Discover Hawaii's skies

An aerial overview of the Imiloa Astronomy Center, with its three titanium-sheathed domes that represent the Mauna Kea and other volcanoes.
An aerial overview of the Imiloa Astronomy Center, with its three titanium-sheathed domes that represent the Mauna Kea and other volcanoes.Tim Wright / AP file
/ Source: The Associated Press

For visitors to Hawaii looking for something they can't see from the beach or the golf course, an unconventional museum and planetarium near the base of massive Mauna Kea volcano offers the story of the star-filled skies that guided discoverers to the Hawaiian Islands.

But the Imiloa Astronomy Center, which is designed to resemble the island's three tallest volcanoes, is about more than outer space. Imiloa also doubles as a cultural center, with Hawaiian-language translations displayed on every exhibit and a focus on islanders' history of exploration.

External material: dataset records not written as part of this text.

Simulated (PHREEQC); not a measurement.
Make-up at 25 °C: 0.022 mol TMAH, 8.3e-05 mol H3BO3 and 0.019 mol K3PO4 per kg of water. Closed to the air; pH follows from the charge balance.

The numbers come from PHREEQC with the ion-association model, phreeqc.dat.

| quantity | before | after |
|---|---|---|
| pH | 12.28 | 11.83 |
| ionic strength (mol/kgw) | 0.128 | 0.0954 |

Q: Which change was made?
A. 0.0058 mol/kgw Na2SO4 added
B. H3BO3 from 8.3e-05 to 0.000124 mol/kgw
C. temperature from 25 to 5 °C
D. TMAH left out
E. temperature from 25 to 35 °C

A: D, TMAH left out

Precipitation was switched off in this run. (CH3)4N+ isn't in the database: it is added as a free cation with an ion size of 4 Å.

Tours start with an indoor walk through a replica forest of koa trees until you reach a room dedicated to Mauna Kea, the 13,796-foot Big Island mountain. The room is filled with the sparkling stars that Polynesian voyagers used to navigate their way across the Pacific until they arrived in Hawaii. Native Hawaiian chants surround visitors as they learn about the sacred nature of the now-dormant volcano, which is the home of the snow goddess Poliahu.

Mauna Kea is also home to 13 giant telescopes that provide scientists with one of the clearest views into space of any place on earth. While there is a visitor's center on the mountain, the telescopes are off-limits to tourists.

But Imiloa makes the type of astronomy research that goes on atop Mauna Kea accessible to the general public.

Imiloa's emphasis on Hawaiian culture and history also provides a context for understanding the controversy over the mountaintop obervatories. Mauna Kea has long been a source of contention between international scientists and Hawaiians who oppose the telescopes on the summit, believing that the mountain is a holy place that should have been left untouched.

"It's not a secret that there's tension over Mauna Kea," said Kaiu Kimura, an experiences coordinator at Imiloa. "Historically, people have always had to say whether they're a cultural practitioner or a believer in science. We're trying to say that we're both."

In the museum's planetarium, the astronomy center's 22-minute signature film, "Maunakea: Between Earth and Sky," traces the journey of explorers aboard double-hulled canoes who used the stars to plot their course across the sea.

The movie tells of the births of stars and shows footage of underwater volcanoes, and it's followed by a brief star show on the planetarium's dome.

The exhibit hall brings the enormity of the skies to a comprehendible level.

A 3-D "Voyage through Space" video guides the viewer on a scientifically accurate trip through the solar system and galaxy, until you reach the edge of the universe.

Short movies tell of the origins of life, including both the Hawaiian creation chant and the big bang scientific theory that the universe began with a cosmic explosion 13 billion years ago.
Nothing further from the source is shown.